MAIDUGURI (Reuters) - Nigerian security forces have started door-to-door searches for weapons in northeast Borno state after an arms amnesty for Islamist militants expired on October 31, a spokesman said on Wednesday.
Colonel Mohammed Hassan, spokesman for the Joint Military Taskforce in Borno, said the measure was aimed at curbing violence in the state, which is suffering almost daily gun attacks and frequent bombings by the militant group Boko Haram.
“We have commenced house-to-house searches for illegal firearms because, from Tuesday morning, the deadline given to the public to surrender all firearms in their possession expired,” he told journalists in the state’s capital Maiduguri.

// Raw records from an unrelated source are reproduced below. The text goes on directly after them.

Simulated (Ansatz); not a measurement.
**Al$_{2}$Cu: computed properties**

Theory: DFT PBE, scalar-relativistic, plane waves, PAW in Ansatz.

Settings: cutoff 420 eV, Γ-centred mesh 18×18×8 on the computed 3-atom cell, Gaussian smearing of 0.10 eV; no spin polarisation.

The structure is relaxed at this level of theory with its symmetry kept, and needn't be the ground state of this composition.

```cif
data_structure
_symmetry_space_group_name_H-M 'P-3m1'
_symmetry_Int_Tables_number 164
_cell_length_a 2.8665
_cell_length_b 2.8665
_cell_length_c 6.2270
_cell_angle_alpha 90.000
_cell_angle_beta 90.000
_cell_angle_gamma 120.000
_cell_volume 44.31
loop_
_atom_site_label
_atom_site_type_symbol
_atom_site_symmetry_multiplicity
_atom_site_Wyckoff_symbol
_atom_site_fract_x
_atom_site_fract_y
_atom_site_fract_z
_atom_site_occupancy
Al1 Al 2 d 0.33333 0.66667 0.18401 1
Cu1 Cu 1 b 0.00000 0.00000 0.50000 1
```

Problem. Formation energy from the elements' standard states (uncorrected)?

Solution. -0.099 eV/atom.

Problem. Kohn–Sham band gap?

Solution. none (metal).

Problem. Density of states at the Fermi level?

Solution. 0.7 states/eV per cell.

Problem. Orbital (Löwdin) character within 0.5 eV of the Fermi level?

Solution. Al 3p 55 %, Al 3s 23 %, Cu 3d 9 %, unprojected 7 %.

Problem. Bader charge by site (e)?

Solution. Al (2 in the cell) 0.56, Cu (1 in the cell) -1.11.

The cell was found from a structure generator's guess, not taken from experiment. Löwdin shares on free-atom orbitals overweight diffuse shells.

“This measure is aimed at bringing an end to the incessant attacks by Boko Haram.”
One search had already led to the arrest of a suspected bank robber with links to Boko Haram thought to have been behind a heist on a local branch of First Bank in which a policeman was shot dead, he said.
Boko Haram, whose name means “Western education is forbidden”, has been behind dozens of shootings in Nigeria’s northeast this year, usually targeting public and religious figures. Last month, it killed a state television cameraman.
The group is growing in ambition and sophistication. Nigerian and international security agencies believe it has been strengthening ties with al Qaeda’s north African wing.
The group claimed responsibility for a deadly bombing on the United Nations’ headquarters in the capital Abuja in August. Security crackdowns have yielded little and in some cases heavy-handedness has alienated the local population.
A state-sponsored committee in September recommended trying to establish a dialogue with Boko Haram, but no efforts have yet been made to engage its leadership.